Hi Tor Community,
My name is Pierre and I'm really interested in participating in a GSoC project this year with the Tor organization. Since I've been working on browser fingerprinting for the past two years, I'd love to build a Panopticlick-like website to improve the fingerprinting defenses of the Tor browser.
I've included below my proposal in case anyone has ideas or suggestions, especially on the technical section or on some of the open questions that I have. (It should be noted that the Torprinter name is subject to change).

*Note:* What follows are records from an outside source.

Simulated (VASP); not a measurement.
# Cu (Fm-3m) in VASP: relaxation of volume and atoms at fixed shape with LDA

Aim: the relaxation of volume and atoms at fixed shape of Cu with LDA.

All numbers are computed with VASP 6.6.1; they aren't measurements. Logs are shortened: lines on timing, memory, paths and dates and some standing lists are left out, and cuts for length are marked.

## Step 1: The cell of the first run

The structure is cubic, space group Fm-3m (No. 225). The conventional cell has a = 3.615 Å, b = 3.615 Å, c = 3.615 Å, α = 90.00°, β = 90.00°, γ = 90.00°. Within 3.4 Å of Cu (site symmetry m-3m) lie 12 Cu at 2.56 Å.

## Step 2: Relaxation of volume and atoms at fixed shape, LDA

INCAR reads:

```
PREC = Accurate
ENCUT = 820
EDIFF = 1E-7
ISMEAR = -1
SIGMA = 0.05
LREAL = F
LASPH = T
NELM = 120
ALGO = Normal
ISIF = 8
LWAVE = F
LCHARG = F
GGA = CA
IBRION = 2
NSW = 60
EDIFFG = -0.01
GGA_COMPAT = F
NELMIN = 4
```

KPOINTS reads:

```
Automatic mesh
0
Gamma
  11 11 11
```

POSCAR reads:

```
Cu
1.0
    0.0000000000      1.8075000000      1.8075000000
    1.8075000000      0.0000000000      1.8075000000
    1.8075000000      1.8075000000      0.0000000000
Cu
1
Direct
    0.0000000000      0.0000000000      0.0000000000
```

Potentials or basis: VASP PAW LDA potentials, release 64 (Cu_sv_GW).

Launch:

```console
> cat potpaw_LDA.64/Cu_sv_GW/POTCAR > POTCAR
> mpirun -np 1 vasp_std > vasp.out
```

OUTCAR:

******************************************************
Summary - The Torprinter project: a browser fingerprinting website to improve Tor fingerprinting defenses The capabilities of browser fingerprinting as a tool to track users online has been demonstrated by Panopticlick and other research papers since 2010. The Tor community is fully aware of the problem and the Tor browser has been modified to follow the "one fingerprint for all" approach. Spoofing HTTP headers, removing plugins, including bundled fonts, preventing canvas image extraction: these are a few examples of the progress made by Tor developers to protect their users against such threat. However, due to the constant evolution of the web and its underlying technologies, it has become a true challenge to always stay ahead of the latest fingerprinting techniques. I'm deeply interested in privacy and I've been studying browser fingerprinting for the past 2 years. I've launched 18 months ago the AmIUnique.org website to investigate the latest fingerprinting techniques. Collecting data on thousands of devices is one of the keys to understand and counter the fingerprinting problem. For this Google Summer of Code project, I propose to develop the Torprinter website that will run a fingerprinting test suite and collect data from Tor browsers to help developers design and test new defenses against browser fingerprinting. The website will be similar to AmIUnique or Panopticlick for users where they will get a complete summary with statistics after the test suite has been executed. It can be used to test new fingerprinting protection as well as making sure that fingerprinting-related bugs were correctly fixed with specific regression tests. The expected long-term impact of this project is to reduce the differences between Tor users and reinforce their privacy and anonymity online. In a second step, the website could open its doors to more browsers so that it could become a platform where vendors can implement significant changes in their browsers with regards to privacy and see the impact first-hand on the website. With the strong expertise I have acquired on the fingerprinting subject and the experience I have gained by developing the AmIUnique website, I believe I'm fully qualified to see such a project through to completion.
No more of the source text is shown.